It was as if Scrooge and the Grinch conspired to ruin the Christmas season for millions of festive shoppers this past Christmas. How else to explain the hacking of Target customers’ personal data, which started before the Thanksgiving turkey was even done, and lasted until Dec. 15?
Names, phone numbers, email addresses, personal identification numbers and mailing addresses from more than 70 million customers were compromised.
I didn’t shop at Target during the holidays, but I don’t believe my personal information is truly safe, not for a minute.
Scrooge and the Grinch transformed from takers to givers, who grew hearts and learned to love their fellow humans, (or at least the Whos in Whoville). I just don’t see a happy ending for the technological world we live in, though, because thieves are a step ahead of the good guys.
Sometimes even the good guys are not so good. Take automatic, or recurring payments, from well-known companies; recent personal events have made me leery of clicking the “Accept” button to allow my payments to be automatically deducted on a certain date. It sounds like a good idea, and even some financial advisers tout it as a way to pay bills on time and to avoid late fees.
But what to do when your balance is zero and a payment is still deducted? This happened to me with a bank, where I had a credit card balance and automatic deductions set up.
When the balance was paid down to zero, that should have been the end of the automatic draft, but lo and behold, the next month the payment was deducted right on time.
Apparently, I hadn’t read the small print about canceling automatic payments or whatever it was they wanted me to believe, but they were kind enough to refund my payment. Of course I had to wait at least five days to get a refund for money I didn’t owe. Needless to say, I’m done with them.
Just last fall I received a call from my bank, informing me that a vendor I’d used had experienced a security breach. The bank didn’t reveal the name, but I found out the vendor was a company with which I’d placed an order of less than $10.
I had to get a new bank card and pin number, which really wasn’t a big deal, but this meant the recurring payments set up with my cable company were interrupted. In my naiveté, I went online and provided them with my new card information, but apparently it wasn’t soon enough.

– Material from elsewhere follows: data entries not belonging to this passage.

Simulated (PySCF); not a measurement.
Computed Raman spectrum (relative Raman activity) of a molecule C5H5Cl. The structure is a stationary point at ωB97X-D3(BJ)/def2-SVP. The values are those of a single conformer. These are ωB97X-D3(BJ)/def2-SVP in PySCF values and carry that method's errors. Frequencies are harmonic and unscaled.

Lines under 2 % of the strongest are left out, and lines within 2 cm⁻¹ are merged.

When they weren’t able to draft on the agreed upon date, they went in a few days later and drafted not one, but two payments, even though only one was due. I couldn’t afford to make two payments in one month, but when I pressed the issue, they said no refund was forthcoming because those were the terms I’d agreed to when I opted for recurring payments.
A review of the terms showed they were right and I was wrong – it was entirely my fault. I’ve since opted out of recurring payments. I wouldn’t touch them with a 39.5-foot pole.
Karan Moses Robinson is a freelancer living in Clover.